Divorce Attitudes have Changed
I believe there are several noteworthy points from the data in this article, as well as one point of analysis that I think Ryan may have overlooked. The first significant point is that American attitudes towards divorce have become significantly more permissive in the last 15 years (see Fig. 1). For at least 25 years, attitudes towards divorce had remained relatively steady. Nearly half of the population believed that divorce should be more difficult to obtain, while the other half thought it should be easier (25%) or remain as it is (20-22%). This remained steady until 2008, when the “more difficult” and “easier” groups began to converge and cross, where today those numbers have been completely reversed. Half of the population currently believes it should be easier to get a divorce.

No-fault divorce was first legalized in California in 1969. The last state to make no-fault divorce possible was New York in 2010. The divorce rate rose in the 1970s, peaking in 1980, and has steadily declined since (See Figure 2). So there does not seem to be much correlation between the legal status of no-fault divorce and the change in belief around whether divoce should be easier. So what might be changing our beliefs?

Ryan looked at a couple factors that might be at play – generational and religious influence (See Fig 3). He first found a generational influence that older generations are less permissive than younger generations. We would probably expect this finding and there is little surprise here. But I want to point something out about this graph in a moment that I think Ryan might have missed. Ryan showed that for generations born after 1960 there is a clear rise in the share saying divorce should be easier to obtain.

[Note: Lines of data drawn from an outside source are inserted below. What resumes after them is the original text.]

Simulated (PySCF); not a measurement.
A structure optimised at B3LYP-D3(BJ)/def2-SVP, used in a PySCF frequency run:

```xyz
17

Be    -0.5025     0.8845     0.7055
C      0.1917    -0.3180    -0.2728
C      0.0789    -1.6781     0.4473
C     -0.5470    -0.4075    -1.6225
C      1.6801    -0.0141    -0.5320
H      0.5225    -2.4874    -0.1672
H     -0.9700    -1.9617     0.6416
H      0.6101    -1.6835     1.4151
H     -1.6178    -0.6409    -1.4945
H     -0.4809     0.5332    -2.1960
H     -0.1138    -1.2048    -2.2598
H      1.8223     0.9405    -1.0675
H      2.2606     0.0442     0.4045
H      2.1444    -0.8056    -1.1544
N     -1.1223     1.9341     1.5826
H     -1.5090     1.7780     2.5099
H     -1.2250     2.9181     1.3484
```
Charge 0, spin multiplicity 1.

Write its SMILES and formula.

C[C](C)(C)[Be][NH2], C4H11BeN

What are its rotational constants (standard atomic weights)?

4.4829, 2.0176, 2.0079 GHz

The second key finding in this dataset is that there is not much that distinguishes Christians from nonbelievers. Attitudes towards divorce and actual divorce rates are nearly the same regardless of religious category. The nonreligious have always had a more permissive attitude towards divorce but there was a significant decline in their acceptance of divorce through the 1970/80s only to see it surge up again around 2010. Whereas the three largest Christian groups in America, Catholics, Mainline, and Evangelicals all saw more permissive attitudes towards divorce surge in the early 2010s (see Fig 4). So though there is a larger share of permissivness towards divorce among the nonreligious, the surge among religious groups follows a similar pattern since 2010.

A second similarity is the actual divorce rate. We might assume that permissiveness for divorce would rise as the number of divorced individuals increased. But Ryan’s analysis found no such association and in fact the divorce rate was similar for all groups religious and nonreligious (see Fig. 5).

What is interesting here is that for the total population, the divorce rate in 1970 was 18% and has risen to approximately 30% (this means 3 in 10 adults have been divorced at some time in the past). But most interesting is that for Evangelical and Mainline (45-50%) traditions, the divorce rate currently exceeds the rate among nonreligious (40%).
Divorce attitudes and Social Media
Here is the one point that I believe Ryan Burge missed in his overall analysis. The changes in all attitudes towards divorce changed significantly around 2008. This year is significant as it is the first year of smartphones. The iPhone was introduced in 2007. According to the Pew Research Center, in 2011, 35% of the population owned a smartphone, and this number has steadily increased to over 90% currently. It seems that access to a world of information in to pockets from all manner to apps, including social media, has led to a major change in our attitudes.
Before this information explosion, our experiences of divorces were often limited to our closest social circles. And this more intimate knowledge of divorce usually came with an intense awareness of all the pain, brokenness, and complexities that would likely lead to caution in encouraging such a life-altering decision. But after 2008, the blitz of snippets and tidbits of stories about divorces increased dramatically. These stories were told in short videos, posts, tweets, and other brief forms that lacked sufficient depth of connection to give any of us a genuine picture of the actual scenario. So, rather than being cautious due to more profound, intimate knowledge, our judgments become less informed and often less cautious (advertisers have relied on this psychological fact, using 30-second presentations to sway us all the time).
Divorce should not be a battleground. If a couple faces the death of a marriage, the last thing either of them needs is to have to gear up for battle. Legislating divorce in ways that make it more difficult to attain only increases the pain and conflict within divorce. Couples facing the death of a marriage need support in their grief; they don’t need more obstacles that make escaping the pain they are already in more difficult. I am all for saving marriages, which is why I do the work that I do. But there is a point that is reached where the marriage is dead, and the couple needs help walking through this grief. More legal rules just overloads the dying marriage with more fight than forbearance. This is why divorce should not become the next culture war. Divorce should not need to be a battleground. But any death, even a dying marriage, should be a space of support where each party can safely walk through the grief and loss they are experiencing.